Saturday, September 21, 2019

NORTHERN LIGHTS (GETTING PLASTERED)


Week two of my quest to connect the BIM pencil to skilled trades. Riding North by train to Barnsley, the town I grew up in. Staying with my cousin. Pictures of the BBCS, Edwardian Baroque? Grade 2 listed. Memories of the restaurant on the top floor where my grandma waited on tables when I was very young.





A trip to Burnley to visit Karl Claydon, master plasterer. Posing with my cousin in his workshop, Karl at the door saying farewell. An ornate ceiling rose in process of assembly on his bench.






Some examples of his artistry along well worn classical themes

Three versions of Acanthus leaf. Two palmettes, reminiscent of the anthemion motif, beloved by John Soane. A bucket of lime putty which I learnt improves with age like wine or whisky. Indeed you can buy “mature lime putty” which actually feels different between thumb and finger!






How many young plasterers can improvise on the Acanthus leaf theme today I wonder? Why have we drawn a line between dexterity and design, placing them in separate boxes?

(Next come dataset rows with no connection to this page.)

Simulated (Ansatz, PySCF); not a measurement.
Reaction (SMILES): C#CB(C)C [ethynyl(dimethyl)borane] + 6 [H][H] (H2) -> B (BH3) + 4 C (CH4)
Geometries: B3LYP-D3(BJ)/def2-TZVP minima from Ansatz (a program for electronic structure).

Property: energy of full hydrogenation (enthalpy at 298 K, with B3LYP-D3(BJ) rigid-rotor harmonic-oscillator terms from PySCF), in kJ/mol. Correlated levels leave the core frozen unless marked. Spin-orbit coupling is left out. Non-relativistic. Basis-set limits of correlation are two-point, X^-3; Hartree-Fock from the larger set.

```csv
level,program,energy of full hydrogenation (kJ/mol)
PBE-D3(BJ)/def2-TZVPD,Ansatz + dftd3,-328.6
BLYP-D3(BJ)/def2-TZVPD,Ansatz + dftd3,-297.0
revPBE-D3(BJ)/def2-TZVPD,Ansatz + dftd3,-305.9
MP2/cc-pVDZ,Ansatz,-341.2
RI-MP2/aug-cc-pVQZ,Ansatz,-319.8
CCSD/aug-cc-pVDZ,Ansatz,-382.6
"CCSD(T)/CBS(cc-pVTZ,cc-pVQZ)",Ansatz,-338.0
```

Another afternoon, another plasterer’s  workshop. Keith Langton in Horbury. A pink silicone “squeeze” taken from an existing cornice. Sometimes the new materials are clearly better. Some would argue a case for lime against cement, (if you have the patience to allow it to cure properly). But would anyone prefer gelatine moulds to silicone?





Countless profiles lying in racks and the running mould that produces them. French or English, forwards or backwards? It will take time for my brain to process all these new snippets of information. Lath and plaster practice panel. I guess that was cutting edge technology at one time, compared to the old ‘wattle and daub’ tradition.






The next day was York. Stone Mason’s setting out marks on a smooth gypsum floor. Templates in wood and metal. The first photo is by Matt Thompson, an online friend from the days of Project Soane, who I met in person for the first time, walking around York together.



I am trying to compare the classical approach to plant forms with the Gothic. A row of Corinthian columns would be identical. Hawksmoor might make changes from building to building, but within any one row on the same building, consistency would be the rule. A series of crocket capitals on the other hand are typically all unique: endless variations on the curled up leaf/bud motif.







York Minster. A six part vault, but instead of the window walls being on opposite sides they are wrapped around one corner, which also means that the narrow segments vary in width. Fat Norman columns in the crypt. Memories of an earlier, smaller building.


Occasional use of the dark, polished stone I noticed at Salisbury and I found out it’s Purbeck Marble, not a true marble (metamorphic) just a dense sandstone that takes a polish. Suddenly I remember that we saw old mining shafts for Purbeck stone during a family Xmas, not quite 3 years ago.




And the sturdy timbers of the chapter house roof: a steep octagonal cone, covered in cast lead sheet with a suspended lath and plaster vault below. These are the original timbers from more than 700 years ago.


Before catching the train back to Barnsley, I had a quick look around the Merchant Adventurers Hall. Fantastic oak framing again, but this time a secular building.






 Connections to the Bank of England, in that they started out in rented premises with the same function (Mercers Hall and Grocers Hall) These were venture capitalists, banding together to promote long distance trade, dominated by woollen cloth. The wealth of York was founded on the sheep grazing fields of Yorkshire.






Connections are constantly forming between the rich experiences I encounter on my travels. Connections restructuring themselves in my neural networks.  The guild Hall reminds me of the long traditions of plaster work, passed down the generations, and still kept alive by people like Karl and Keith. Back in Dubai I pressed some modelling clay into a hand carved Boxwood mould, rescued from a rubbish heap and passed on to me by Keith. How did these guys produce such effortlessly graceful foliage while carving ‘inside out’?






These experiences and reflections will help to enrich our BIM pencil work over the next few months. Notre Dame will be the primary focus, isolated to some extent on its own little island (Isle de France) but part of a bigger story, the ebb and flow of human enterprise: tools, clothing, buildings, trade, culture, language, religion.